The earlier post may have been a bit confusing. I don’t want to waste any more time on this, but a photo may give you a better idea of what’s happening.

On the left is my truck. As a homeless veteran, I live in it. I come here because it’s too cold to be outside where I live/lived. I have the same privileges as the other thousand or so other people here, the only difference is that, for some reason, I had to pay $75 more than everybody else.
In the background, on the right, is where the BLM “volunteer” that pulled a power trip on me and get another $15 on top of the $75 for the cash only permit operation lives. This huge mobile home, so big it has to be towed by a semi truck, would cost $500-600 a month for space rent with utilities, that in the 105° heat, will be hundreds more. Parked here with two people and a dog, for free. What do you do to live on federal land, rent and tax free, utilities paid? First, you have friends at the local BLM office. Then, whenever you feel like it, once a week or so, you drive your taxpayer funded vehicle around to check permits that will not expire for three months, you’ve been checking for three months and many of these people have not moved in the three months you’ve been checking. “Volunteers” treat long term “visitors” like trespassers or home invaders. A number of these people are veterans and senior citizens whose only crime against humanity was to run out of money one way or another.
Over the years I’ve been coming here, I’ve met some of the local fishermen. They told me that they have been coming here for years and never bought a permit because only out of state vehicles are ticketed for not having a permit. This is about as ironic as it gets because this BLM facility, which of course, is federal land, is in the state of California. It is managed by the BLM office in Arizona and most of the users of this area over the course of the year, including day users, are from Arizona. You don’t have to look too hard to see a lot of people don’t pay to use the area. The long term campers, like me, don’t move and are easier targets. And have out of state plates. Since Arizona, that manages the place, is a far right kind of place, politics wise, and California is far left, I’ve been told this whole deal is a way of “sticking it to the libs”. I would hope that’s not true, but the more time you spend around here and the way America is going, it sounds more reasonable every day.
Just like in the Pacific Northwest, far right on one side, far left on the other, and lucky me always seems to wind up on the Berlin wall in the middle.
Another reason. American veterans are by far the most fucked over people in this country. Now I’ve become one, I see things much differently in regards to patriotism, nationalism and politics. I happened across an online article in the Arizona Republic/AZCentral.com, a media outlet in a far right wing state. They do an excellent job of telling one side of the story, whichever side their client base wants to see.

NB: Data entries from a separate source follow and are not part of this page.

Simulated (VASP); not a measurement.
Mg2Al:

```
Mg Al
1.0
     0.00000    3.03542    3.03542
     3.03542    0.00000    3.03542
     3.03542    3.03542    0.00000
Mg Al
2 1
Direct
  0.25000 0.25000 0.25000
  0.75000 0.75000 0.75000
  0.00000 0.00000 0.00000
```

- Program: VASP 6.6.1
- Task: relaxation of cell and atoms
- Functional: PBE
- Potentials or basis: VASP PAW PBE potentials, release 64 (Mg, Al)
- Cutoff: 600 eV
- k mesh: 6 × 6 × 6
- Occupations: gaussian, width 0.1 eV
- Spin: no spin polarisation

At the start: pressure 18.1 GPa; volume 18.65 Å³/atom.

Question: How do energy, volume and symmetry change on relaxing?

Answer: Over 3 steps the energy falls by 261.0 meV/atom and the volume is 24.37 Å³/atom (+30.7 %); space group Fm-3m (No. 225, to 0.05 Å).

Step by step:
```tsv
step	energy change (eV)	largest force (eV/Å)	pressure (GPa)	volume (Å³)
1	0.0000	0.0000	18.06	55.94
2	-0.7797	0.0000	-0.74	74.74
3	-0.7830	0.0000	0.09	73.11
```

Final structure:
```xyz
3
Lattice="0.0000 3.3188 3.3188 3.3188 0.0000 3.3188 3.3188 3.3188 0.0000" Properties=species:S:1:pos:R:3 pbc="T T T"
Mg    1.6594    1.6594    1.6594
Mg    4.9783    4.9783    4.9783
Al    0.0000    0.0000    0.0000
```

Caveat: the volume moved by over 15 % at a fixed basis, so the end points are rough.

They had an article about how the state of Arizona is spending $250 million to ensure every homeless veteran has a place to live. Of course, this is total bullshit. The lack of support from the VA and the American government in general that put veterans on the street in the first place. I’m a homeless veteran in the Arizona desert surrounded by other homeless veterans and unfortunate Americans. I haven’t been able to see a VA doctor for an annual physical in over two years. Apparently I don’t even have a doctor any longer, just a Physician’s Assistant. Never met him/her. $250 million for homeless veterans? More like $249,999,999 for administration, overhead and expenses, $1 for homeless veterans. If you read this post and the previous post, you would know that the homeless veterans are paying the rent for government employees, not the other way around.
If you took the salaries and benefit packages from all the organizations claiming to “help” veterans, and gave it to the veterans themselves, there would be no homeless veterans. Like all Americans except government employees, they still would not be able to afford health care, but that’s a whole different story.
The reason for this long post about to what many would consider nothing, is that I’ve had a lot of time to think about it. It’s cold here in the desert, in the thirties last night. Pretty cold for a seventy year old guy to be sleeping outside. The injuries to my hips from the semi accident hurt every night to the point where I have to wake up several times a night. When it’s cold like this, it hurts even more. I wake up when it hurts to much to lay down, and usually go for a walk until the sun comes up. Gives a person plenty of time to think.
The sun is up, solar power for the laptop, time to move on to something more constructive.